Re: Alright need help with timing/carb/vac adv
w/o getting into setting up advance curve - which can be a bit complicated, esp for a novice - I'd set the thing for total timing and see how she runs.
You'll need either a degreed balancer or a timing tape made for the diameter of your balancer.
The old original iron GM heads from the era seem to like ~36* total. So....with your degreed balancer or correctly installed timing tape, disconnect the vac advance hose from the dist and plug the hose with a golf tee or something. Set the park brake, trans in neutral or park, connect your timing light to the #1 plug wire, driver's side front, and start the motor.
Point the light at the timing pointer, paying attention only to "0" if the pointer is also degreed - operating the throttle by hand - bring the RPMs up to 3000 - 3500 and see where the timing is. If you need more to get to 36, rotate the dist CCW. If you're past 36, rotate it CW. Once happy, clamp it down and recheck. Take the RPMs a bit higher to make sure it isn't still advancing. Once you have it set for 36 total and not still advancing, let the motor idle @ about 800 and see where the timing is now. Probably somewhere between 10-16 advanced. Unless you need to mess with the advance curve, this is where you set timing from now on, at idle with VA disconnected and plugged.
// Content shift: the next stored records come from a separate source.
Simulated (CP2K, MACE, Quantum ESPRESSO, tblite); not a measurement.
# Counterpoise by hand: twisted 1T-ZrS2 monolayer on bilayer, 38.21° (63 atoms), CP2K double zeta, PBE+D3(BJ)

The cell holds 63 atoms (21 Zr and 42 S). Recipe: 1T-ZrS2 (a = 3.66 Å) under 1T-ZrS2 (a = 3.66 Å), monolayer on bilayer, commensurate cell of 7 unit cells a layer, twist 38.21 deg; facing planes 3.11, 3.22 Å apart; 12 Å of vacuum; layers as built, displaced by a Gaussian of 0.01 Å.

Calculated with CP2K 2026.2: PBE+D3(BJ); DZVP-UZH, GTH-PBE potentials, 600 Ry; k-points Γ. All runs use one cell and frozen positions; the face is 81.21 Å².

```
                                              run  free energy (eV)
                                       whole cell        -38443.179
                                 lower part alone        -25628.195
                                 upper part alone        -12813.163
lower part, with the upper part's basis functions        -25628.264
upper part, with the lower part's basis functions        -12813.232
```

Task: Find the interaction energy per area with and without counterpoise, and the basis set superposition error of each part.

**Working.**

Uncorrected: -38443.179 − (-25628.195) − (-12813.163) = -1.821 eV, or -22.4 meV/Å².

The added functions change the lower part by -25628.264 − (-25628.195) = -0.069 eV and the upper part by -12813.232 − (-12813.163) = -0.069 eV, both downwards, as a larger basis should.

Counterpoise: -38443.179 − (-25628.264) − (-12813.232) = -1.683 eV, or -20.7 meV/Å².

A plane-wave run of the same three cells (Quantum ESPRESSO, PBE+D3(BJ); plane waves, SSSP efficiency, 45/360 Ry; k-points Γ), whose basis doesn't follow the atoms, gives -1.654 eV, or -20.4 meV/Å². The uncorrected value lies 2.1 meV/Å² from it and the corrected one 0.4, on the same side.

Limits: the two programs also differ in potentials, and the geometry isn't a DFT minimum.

It's a bit intimidating setting total timing the first time with your head in there and the motor screaming. Just be sure and keep your fingers and the timing light clear of the fan. Don't wear loose clothing that could get caught in a belt.
I'd expect that cam to have a little more that 11 @ idle, but it also depends on what the idle speed was when checking it. More idle speed = more vacuum. The lumpier the cam as well as the cheaper the vac gauge is can cause an unsteady needle on the vac gauge at idle.
Good luck - we're all counting on you.